27.   However, nothing in the SPA requires the actual resolution voted on by the membership to be filed at the LTO. As noted above, the August 24, 2020 Form I set out the bylaw amendment as required under SPA section 128. Further, I find neither party alleged that the amendment filed at the LTO was not the same as the amendment passed by the August 8, 2020 3⁄4 ownership vote. Mr. Jenson also says the August 8, 2020 resolution referred to SPA section 126 rather than section 128. However, section 126 simply says the strata may amend its bylaws by complying with the SPA’s requirements, which include the section 128 requirements.

28.   Based on the evidence before me, I find that the 2020 bylaws were properly adopted by the strata ownership and filed at the LTO. So, I dismiss Mr. Jenson’s request to order the strata to acknowledge mistakes in the 2020 bylaw process.

Were the Strata’s Actions Significantly Unfair?

29.   Mr. Jensen says that alleged strata actions in proposing and enforcing the 2020 bylaws caused unreasonable hardship on the ownership. I find he alleges that the strata treated him significantly unfairly. Under CRTA section 123(2), the CRT can make orders to remedy a strata’s significantly unfair actions or decisions. The BC Court of Appeal decision Reid v. Strata Plan LMS 2503, 2003 BCCA 126 interpreted a significantly unfair action as one that is burdensome, harsh, wrongful, lacking in probity or fair dealing, done in bad faith, unjust, or inequitable.

30.   In Dollan v. The Owners, Strata Plan BCS 1589, 2012 BCCA 44, the court used a “reasonable expectations” test when considering whether a discretionary action of council was significantly unfair. The test asks whether the applicant’s expectation was objectively reasonable, and if so, whether the strata corporation violated that expectation with a significantly unfair action or decision.

31.   On the evidence before me, I find the strata’s actions were not significantly unfair, for the following reasons.

32.   Mr. Jenson says there was a “material understanding” by the owners that the strata council would permit unspecified 2020 bylaw contraventions by present owners. He says that the ownership voted in favour of the resolution adopting new bylaws based on that understanding, and that the strata council did not develop a list of exceptions to the bylaws in accordance with the August 8, 2020 SGM motion.

33.   Strata council meeting minutes confirm that in 2021, the strata surveyed the ownership about bylaw concerns and held an ownership meeting to discuss further bylaw updates. October 15, 2021 strata council meeting minutes said that the majority of owners wanted no change to the 2020 parking bylaws, which appear to be Mr. Jenson’s primary concern. I find these activities were consistent with the August 8, 2020 SGM motion to investigate bylaw exemption possibilities. I find it was not significantly unfair for the strata to pursue that investigation as it did.

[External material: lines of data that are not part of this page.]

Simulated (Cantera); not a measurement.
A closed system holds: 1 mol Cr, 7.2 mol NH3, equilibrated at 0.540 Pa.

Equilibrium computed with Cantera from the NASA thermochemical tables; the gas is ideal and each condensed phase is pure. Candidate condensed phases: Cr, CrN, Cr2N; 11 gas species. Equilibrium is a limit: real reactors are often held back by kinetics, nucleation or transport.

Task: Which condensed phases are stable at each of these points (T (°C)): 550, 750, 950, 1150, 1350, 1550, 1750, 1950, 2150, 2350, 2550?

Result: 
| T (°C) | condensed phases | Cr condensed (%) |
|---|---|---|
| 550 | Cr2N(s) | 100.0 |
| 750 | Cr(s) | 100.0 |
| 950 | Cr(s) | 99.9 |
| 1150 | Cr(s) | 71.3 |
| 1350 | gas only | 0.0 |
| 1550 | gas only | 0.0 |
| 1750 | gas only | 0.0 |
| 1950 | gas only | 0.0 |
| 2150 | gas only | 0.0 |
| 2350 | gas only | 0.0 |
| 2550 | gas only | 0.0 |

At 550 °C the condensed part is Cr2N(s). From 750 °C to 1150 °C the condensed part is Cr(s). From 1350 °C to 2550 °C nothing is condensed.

34.   Turning to the strata’s alleged bylaw exemption promise, I note that among the 2020 bylaws, bylaw 37(2)(b) explicitly exempted some current owners who cultivated cannabis from new bylaw restrictions on that activity. However, there appear to be no similar exemptions in the other 2020 bylaws. Mr. Jenson does not explain why he should be entitled to rely on the strata’s alleged verbal promise of general, unspecified, and unwritten bylaw enforcement exemptions, rather than the 2020 bylaws that were explicitly approved by the ownership, filed at the LTO, and which lacked any further exemptions. I address Mr. Jenson’s exemption request in more detail below.

35.   In any event, I found above that the strata did not agree to make any specific exemptions from the 2020 bylaws. So, I find Mr. Jenson’s expectation, that the strata not enforce various 2020 bylaws based on an alleged exemption promise, was not objectively reasonable.

36.   Mr. Jenson also says he believes it is the strata council’s responsibility to ensure the owners understand the wording of the resolution they are voting on. I know of nothing in the SPA or any other authority that creates such a responsibility. Further, there is no evidence before me showing that any other owners misunderstood the proposed 2020 bylaws when they voted to approve them. Mr. Jenson does not say that he lacked an opportunity to obtain advice from a third party about the meaning of the proposed 2020 bylaws. I find it was not objectively reasonable to expect the strata council to confirm every owner’s understanding of the proposed 2020 bylaws, absent a legal requirement to do so.

37.   Finally, Mr. Jenson appears to argue that in the interests of fairness, those who owned strata lots on August 8, 2020 are entitled to ignore any bylaw changes prohibiting activities that used to be permitted under previous bylaws. However, the 2020 bylaws were properly adopted by the strata ownership in accordance with the SPA. I find it was not objectively reasonable for Mr. Jenson or any owner to expect that there would never be strata bylaw changes, or that any changes would not apply to present owners. This would effectively freeze in time the bylaws in force when an owner purchased a strata lot, which the SPA does not permit. Further, the give-and-take inherent in the SPA’s democratic processes means bylaw contraventions are not permitted even though some owners may disagree with those bylaws.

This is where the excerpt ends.